Monday, March 7, 2022

The Gangster's Bible: Lectionary 1599

           At the University of Chicago, among the manuscripts that form the Goodspeed Manuscript Collection,  is a medieval lectionary called the Argos Lectionary – named after the ancient city of Argos, in Greece.  Its is also known as Lectionary 1599, or, in the catalog of the collection, MS 128.  But another name is often given to it:  “The Gangster’s Bible.”

Vincenzo Colosimo
         The story of this moniker begins, as Michael Hirsley reported in the Chicago Tribune in 1993, when, following Edgar Goodspeed’s acquisition of  GA 2400 (an extensively illustrated New Testament made around the 1100s), a student of Goodspeed showed him the Argos Lectionary.  Goodspeed wanted to find out more about it, and this led to a meeting between Goodspeed and one of the owners of Colosimo’s restaurant in Chicago – named after Vincenzo “Diamond Jim” Colosimo, who had been killed – some reports said the killer was John Torrio; others say it was Al Capone – on May 11, 1920. 

          Apparently some of the mobsters in Chicago had a special use for the Argos Lectionary:  it was used as the book on which gang-members took oaths (possibly similar to the oaths described by Michael Franzese).   

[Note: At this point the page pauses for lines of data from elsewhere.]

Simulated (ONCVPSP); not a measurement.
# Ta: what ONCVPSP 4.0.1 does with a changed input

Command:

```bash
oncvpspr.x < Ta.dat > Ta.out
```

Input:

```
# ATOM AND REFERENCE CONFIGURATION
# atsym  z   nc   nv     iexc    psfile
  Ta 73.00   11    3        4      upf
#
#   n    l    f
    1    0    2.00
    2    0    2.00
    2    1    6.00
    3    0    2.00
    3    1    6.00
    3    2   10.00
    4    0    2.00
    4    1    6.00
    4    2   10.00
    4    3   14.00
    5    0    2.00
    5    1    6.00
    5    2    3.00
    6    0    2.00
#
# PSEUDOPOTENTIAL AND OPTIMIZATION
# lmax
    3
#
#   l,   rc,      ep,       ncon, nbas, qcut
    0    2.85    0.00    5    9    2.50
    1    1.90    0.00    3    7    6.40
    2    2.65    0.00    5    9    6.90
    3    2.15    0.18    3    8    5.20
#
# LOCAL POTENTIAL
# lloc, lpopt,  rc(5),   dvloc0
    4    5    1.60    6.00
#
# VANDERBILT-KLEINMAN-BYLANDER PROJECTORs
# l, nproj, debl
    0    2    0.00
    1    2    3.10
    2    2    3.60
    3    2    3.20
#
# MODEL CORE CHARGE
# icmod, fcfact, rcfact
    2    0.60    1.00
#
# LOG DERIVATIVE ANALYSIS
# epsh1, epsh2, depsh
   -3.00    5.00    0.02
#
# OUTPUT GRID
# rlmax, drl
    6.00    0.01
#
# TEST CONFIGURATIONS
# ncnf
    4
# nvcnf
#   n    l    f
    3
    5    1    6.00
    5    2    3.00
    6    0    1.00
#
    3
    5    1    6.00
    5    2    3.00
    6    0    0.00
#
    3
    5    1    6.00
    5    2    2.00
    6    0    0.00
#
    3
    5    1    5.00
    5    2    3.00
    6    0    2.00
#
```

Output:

          Eventually, with the involvement of Harold R. Willoughby, the University of Chicago purchased the Argos Lectionary from its owner on very agreeable terms, and it took its place in the Goodspeed Manuscript Collection, where it is to this day. 


         Lectionary 1599 was made in the 800s or 900s, and its text is written in two columns per page measuring approximately 29 x 22 cm.   It has endured significant damage, but plenty of pages have survived which contain text from the Gospels.  Its text, like most lectionaries, is essentially Byzantine.  A few textual features may be mentioned:

Image 122:  Luke 22:4 includes και γραμματευσιν, similar to the reading in C, N, P, 157, 700.  

Image 190:  Mark 15:28 is not in the text.

Image 228:  In Matthew 27:55, εκει appears after γυναικες.

Images 134, 135, & 136:  John 13:3-17 follows the end of Matthew 28, and is followed by text from Matthew 26:21.  (This liturgical arrangement for Maundy Thursday explains why, in GA 225, John 13:3-17 is found after after Matthew 26:20.)

Images 235, 236, & 237 – Mark 16:9-20 is the third of the eleven Heothina readings.

Image 242 – In John 21:1, the incipit-phrase (used to begin the reading, in the lower right-hand column 0f text) includes αὐτοῦ ἐγέρθεις ἐκ νεκρῶν, a reading also found in Γ (036)  f13 1241 and 1424.

Image 248 – In Luke 10:8-10, near the end of the first column of text, the scribe made a parableptic error when his line of sight drifted from εἰσέρχησθε καὶ in 10:8 to καὶ μὴ δέχωνται in 10:10.  Also, in Luke 10:11, the text of l1599 includes  (“from your feet”).

Image 261 – In a list of feast-days in October, the saints honored on Oct. 7 are listed as Sergius and Bacchus.  The saint honored on October 8 is listed as Saint Pelagia.  This implies that John 8:3-11 was initially included in the lectionary, before it was damaged.   This arrangement also explains why the story of the adulteress is found in family 13 in Luke 21, shortly after where the reading for Saints Sergius and Bacchus (Luke 21:12-19) is located.  This kind of textual transplant was simply for the convenience of the lector.